The first close-up views of Pluto show mountains made of ice and a surprisingly young, crater-free surface, scientists with NASA's New Horizons mission said on Wednesday.
The results are the first since the piano-sized spacecraft capped a 3 billion mile (4.82 billion km), 9-1/2-year-long journey to pass within 7,800 miles (12,550 km) of Pluto on Tuesday.
New Horizons is now heading deeper into the Kuiper Belt, a region of the solar system beyond Neptune that is filled with thousands of Pluto-like ice-and-rock worlds believed to be remnants from the formation of the solar system, some 4.6 billion years ago.
Scientists do not know how Pluto formed such big mountains, the tallest of which juts almost 11,000 feet (3,350 meters) off the ground, nearly as high as the Canadian Rockies.
Another puzzle is why Pluto has such a young face. The icy body, which is smaller than Earth's moon, should be pocked with impact craters, the result of Kuiper Belt rocks and boulders raining down over the eons.
Instead, New Horizons revealed that the surface of Pluto has somehow been refreshed, activity that may be tied to an underground ocean, ice volcanoes or other geologic phenomenon that gives off heat.
Scientists believe Pluto's mountains likely formed within the last 100 million years, a relative blink compared to the age of the solar system.
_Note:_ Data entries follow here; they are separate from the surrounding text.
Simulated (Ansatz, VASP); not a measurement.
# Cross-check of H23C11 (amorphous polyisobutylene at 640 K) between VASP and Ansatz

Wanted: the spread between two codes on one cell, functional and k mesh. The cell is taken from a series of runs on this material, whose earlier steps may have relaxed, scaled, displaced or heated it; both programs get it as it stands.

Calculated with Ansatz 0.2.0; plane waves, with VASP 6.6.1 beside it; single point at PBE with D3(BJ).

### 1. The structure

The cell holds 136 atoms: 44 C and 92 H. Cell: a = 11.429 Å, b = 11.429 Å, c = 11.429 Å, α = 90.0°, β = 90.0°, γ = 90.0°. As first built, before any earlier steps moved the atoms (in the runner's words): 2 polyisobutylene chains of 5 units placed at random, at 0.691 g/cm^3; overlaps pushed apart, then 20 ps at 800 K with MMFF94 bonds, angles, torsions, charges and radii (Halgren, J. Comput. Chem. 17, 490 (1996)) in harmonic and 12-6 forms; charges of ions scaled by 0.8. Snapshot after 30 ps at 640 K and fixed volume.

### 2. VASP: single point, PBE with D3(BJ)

New Horizon's first close-up, which covered a patch of ground about 150 miles (241 km) near Pluto's rugged equatorial region, even has scientists wondering if the icy world is still geologically active.
"Pluto has so much diversity. We're seeing so many different features ... there’s nothing like it," New Horizons scientist Cathy Olkin told reporters at Johns Hopkins University Applied Physics Lab where the mission control center is located.
Another surprise was Pluto's primary moon, Charon, which was believed to be geologically dead. Instead, New Horizons found troughs, cliffs and giant canyons - all evidence of internal processes.
"Charon just blew our socks off," said Olkin.
So far only a fraction of the thousands of pictures and science measurements collected by New Horizons during its traverse through the Pluto system have been relayed. The data will be transmitted back to Earth over the next 16 months.
"I don't think any one of us could have imagined that it was this good of a toy store," said New Horizons' lead scientist Alan Stern.